This blog post strays a little from the central perspective of the real estate market, but I think you will clearly see the contextual relevance.
The new government has made a commitment as part of the election promises to “invest up to $1.5 billion to drive the roll-out of a “fibre to the home” ultra-fast broadband network in New Zealand” – that is great news, as for the more than 853,000 broadband subscribers in NZ will atest having broadband is now a need-to-have rather than a nice-to-have, especially when for some reason you end up having to experience dial up again!!
Recent articles have indicated that the performance in the growth of broadband penetration in NZ positions ourselves in the top 6 countries for rate of growth, but as we all know fast growth often comes off a small base and the data from the OECD annual report (June 2008) shows that NZ ranks at #19 of the 30 countries for subscriber penetration at 20.4 subscribers per 100 inhabitants as the graph below shows.
Clearly being below the OECD average means we have a lot of catching up to do, however what is concerning in my judgment is the facts hidden in the makeup of the graph – what form of broadband do we have ? The graph above shows how dependent our broadband is on DSL – with very little cable and virtually no fibre.
This is the crux of the issue – if you believe broadband is reflective of DSL performance then we are failing to aspire to the vision of true broadband. Think of it this way – we here in NZ on our DSL lines (through copper wires) are experiencing the internet with the equivalent of a 1930 DC3 whilst the rest of the world is flying around in Concorde – the fact is that today the maximum speed that our major broadband supplier is able to offer us in Auckland is 7.6 Mbps and for that we have to pay between $49.95 and $79.95 – now compare that to Stockholm in Sweden, households there have a 100 Mbps fibre connection for the equivalent of $29! – 13 times the speed for almost half the cost. (By the way these are download speeds, let’s not start to examine upload speeds of just 128Kbps in NZ!)
Not only that but the inhabitants of Stockholm (a city of similar size to Auckland) have the ability to switch broadband ISP provider at the click of a mouse as price competition is a reality with multiple providers.
The reason for this hyper-connected environment lies in the “dark fibre” as alluded to in the title of this blog post. I must admit a week ago I would have made the assumption on hearing the term that it referred to the next Batman movie – but no, it is in the judgment of Brough Turner (SVP and CTO, NMS Communications) that the key to unlocking broadband performance is in who owns the network of fibre cables that connect your house – which when unlit by a laser are called Dark Fibre. For as he states you own the right-of-way to your home and thereby you can allow all delivery trucks, postal and other service companies to attend to your needs, so it needs to be with the fibre connection.

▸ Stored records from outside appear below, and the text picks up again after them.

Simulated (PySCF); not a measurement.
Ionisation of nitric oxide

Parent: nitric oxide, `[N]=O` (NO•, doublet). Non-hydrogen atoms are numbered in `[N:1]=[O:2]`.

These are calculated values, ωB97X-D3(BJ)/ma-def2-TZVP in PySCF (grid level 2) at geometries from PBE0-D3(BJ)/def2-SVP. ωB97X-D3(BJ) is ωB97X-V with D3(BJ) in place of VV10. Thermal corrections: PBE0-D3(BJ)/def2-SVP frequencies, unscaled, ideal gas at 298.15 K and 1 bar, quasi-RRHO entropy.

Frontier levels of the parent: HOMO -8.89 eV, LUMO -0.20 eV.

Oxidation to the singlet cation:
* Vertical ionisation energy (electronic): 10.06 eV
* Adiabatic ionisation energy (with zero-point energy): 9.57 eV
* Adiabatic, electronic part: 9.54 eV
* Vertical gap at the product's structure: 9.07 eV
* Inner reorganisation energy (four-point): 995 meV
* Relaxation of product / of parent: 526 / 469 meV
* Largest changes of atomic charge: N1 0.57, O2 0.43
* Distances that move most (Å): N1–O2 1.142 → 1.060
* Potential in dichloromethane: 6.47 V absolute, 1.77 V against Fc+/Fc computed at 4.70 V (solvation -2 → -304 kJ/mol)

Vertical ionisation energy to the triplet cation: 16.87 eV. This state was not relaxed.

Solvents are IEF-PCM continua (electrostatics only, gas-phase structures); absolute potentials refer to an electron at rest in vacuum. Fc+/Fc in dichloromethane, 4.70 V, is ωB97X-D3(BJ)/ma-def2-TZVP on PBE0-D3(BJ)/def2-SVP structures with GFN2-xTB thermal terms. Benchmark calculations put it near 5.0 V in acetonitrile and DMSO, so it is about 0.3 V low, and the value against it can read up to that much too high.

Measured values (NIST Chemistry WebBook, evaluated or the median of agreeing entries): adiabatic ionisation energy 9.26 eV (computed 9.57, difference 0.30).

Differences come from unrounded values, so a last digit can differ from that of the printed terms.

Brough was a speaker at the Emerging Communications Conference in the US earlier this year and spoke to what he called “Own the Network – A Radical New Approach to Internet Connectivity“, I came across the presentation by way of IT Communications podcast and was motivated to listen a couple of times to fully appreciate the significance of this subject.
The critical issue is the recognition that the core infrastructure of dark fibre should not be left to the ISP providers to install rather it should be seen as a primary utility infrastructure much as with water and waste pipes and other services, thereby allowing more open competition to those who want to provide services to “light-up” the fibre. Now unbundling of the local telecommunications network in NZ is a move in this direction, but from reports this only applies to the existing copper wires. For our collective future we need to see more investment in fibre as this is the future of Information Communications.
Finally, it is not just super connected Sweden that outshines NZ – here is a comparison of other countries broadband services as compared to ours – hopefully with the new government’s planned to springboard us up the OECD ladder of broadband we will soon be connecting across the world at supersonic speed.